I reflect on the words of Imam Ruhollah Mostafavi Moosavi Khomeini when he said albeit within the context of the Islamic Revolution of 1979 – “Don’t listen to those who speak of democracy.” As to why I choose to reflect on this leader’s advices as a South African is simply due to the fact that the Shah of Iran was the largest supplier of crude oil to the Apartheid regime. It was only once Imaam Khomeini lead the Islamic Revolution in 1979 that the Iran divested from Sasol. An active step to support the global efforts to liberate the People of this land from the tortures of Apartheid.

The concept of democracy is an ancient concept that dates as far back as 431-404 BC, to the funeral oration of Pericles. It was this oration that gave rise to the nucleus that would be democracy as we understand it today. Notably he said, that power would be in the hands of the people; equality before the law; life to be free in both public and private; obedience to the law; be tolerant and keep to the law. These were only some of the elements Pericles in his wisdom highlighted. However, it is my belief that the core elements such as power to the people; equality; freedom & privacy and the rule of law defines a democracy. It should be noted that the power in the hands of the people as per Pericles meant only males above the age of 20.

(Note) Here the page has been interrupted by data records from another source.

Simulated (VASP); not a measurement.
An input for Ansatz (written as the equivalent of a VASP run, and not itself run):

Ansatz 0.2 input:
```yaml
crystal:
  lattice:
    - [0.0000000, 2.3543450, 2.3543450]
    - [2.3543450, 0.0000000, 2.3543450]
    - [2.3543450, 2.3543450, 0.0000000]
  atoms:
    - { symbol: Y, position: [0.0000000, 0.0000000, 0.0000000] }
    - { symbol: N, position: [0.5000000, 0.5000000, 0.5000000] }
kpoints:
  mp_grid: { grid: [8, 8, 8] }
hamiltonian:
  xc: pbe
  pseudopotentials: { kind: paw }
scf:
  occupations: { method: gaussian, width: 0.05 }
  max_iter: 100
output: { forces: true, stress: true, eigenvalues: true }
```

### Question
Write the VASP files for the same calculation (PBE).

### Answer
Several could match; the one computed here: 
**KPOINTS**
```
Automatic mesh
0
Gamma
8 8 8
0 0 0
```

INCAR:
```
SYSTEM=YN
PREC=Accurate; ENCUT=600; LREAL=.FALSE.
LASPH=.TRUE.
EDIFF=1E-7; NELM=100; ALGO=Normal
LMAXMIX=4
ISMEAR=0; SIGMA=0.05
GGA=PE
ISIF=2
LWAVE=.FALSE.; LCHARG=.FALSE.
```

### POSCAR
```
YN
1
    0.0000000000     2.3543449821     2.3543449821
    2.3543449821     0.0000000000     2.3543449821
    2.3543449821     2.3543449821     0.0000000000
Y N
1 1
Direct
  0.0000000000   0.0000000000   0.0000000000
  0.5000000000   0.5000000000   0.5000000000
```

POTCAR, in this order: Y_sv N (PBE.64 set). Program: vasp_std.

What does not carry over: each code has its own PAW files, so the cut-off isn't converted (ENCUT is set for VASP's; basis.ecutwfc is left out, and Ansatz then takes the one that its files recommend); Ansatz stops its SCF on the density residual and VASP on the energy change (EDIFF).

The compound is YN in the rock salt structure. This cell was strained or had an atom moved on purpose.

However, it became evident as democracy evolved, reflected in the works and thoughts of Niccolò di Bernardo dei Machiavelli, that democracy was not as wonderful as it was presented to be. His model of democracy excluded women, labourers and dependents.

A brief consultation of the history of democracy shows a duplicitous usage of the concept of equality. It therefore comes as no surprise, considering the discriminatory nature prevalent in early democracy, that women only obtained the right to vote in 1920 in the United States of America.

Fast forward to November of 2003 when George W. Bush gave a speech at the twentieth anniversary of the National Endowment for Democracy. He said:

“Sixty years of Western nations excusing and accommodating the lack of freedom in the Middle East did nothing to make us safe — because in the long run, stability cannot be purchased at the expense of liberty. As long as the Middle East remains a place where freedom does not flourish, it will remain a place of stagnation, resentment, and violence ready for export. And with the spread of weapons that can bring catastrophic harm to our country and to our friends, it would be reckless to accept the status quo. 

Therefore, the United States has adopted a new policy, a forward strategy of freedom in the Middle East. This strategy requires the same persistence and energy and idealism we have shown before. And it will yield the same results. As in Europe, as in Asia, as in every region of the world, the advance of freedom leads to peace.’’

It seems ironic that a man who won an election by court ruling to stop a recount and went on to win a second term through coercive electoral malpractices and national ‘malfunctioning’ electronic voting machines as indicated by authors Abid Ullah Jan and Rory Winter; stands preaching about democracy.  The greater irony is that George Bush and his demonic sidekick Tony Blair elected themselves arbitrarily the speakers and representatives of democratic Peoples around the world, empowering themselves to spread this fraudulent idea by the barrel of a gun.  This poll-less election of these representatives in itself runs contrary to the precepts of democracy and democratic functionality. Under the Bush regime we witnessed the occupation of two countries, Afghanistan and Iraq. We witnessed the brutalisation of an entire people, the murder of civilians and night raids like the one in Chahar Bolak district of Afghanistan’s Balkh Province in which US Special Forces separated the men and women of about 15 families and raped several women. In Iraq we have witnessed an entire war launched on the premise of ‘weapons of mass destruction’, the existence of which has never been proven to begin with. Under this illegal war to liberate the people of Iraq from the tyrant Sadam, an estimated 1,455,590 people have lost their lives. It is ironic as Sadam was an ally of the USA and was ignored as he conducted chemical attacks against the Kurdish Iraqi population and attacked Iran. The murder and mayhem supported by the Order 17 issued by Paul Bremer in Iraq and commented on by the President of the Centre for Constitutional Rights, Michael Ratner, who said “The fact that they have immunity means that there is not even the possibility of them facing any consequences for acts of killing and brutalisation.”  This Order 17 immunised US forces & mercenaries from prosecution and accountability and has turned the region into the Wild West. This lack of accountability rubbishes the notion that the aim of the occupation was to bring democracy to the Middle East. If that were indeed the case, surely Pericles did not envisage the complete lack of accountability when discussing the rule of law and equality.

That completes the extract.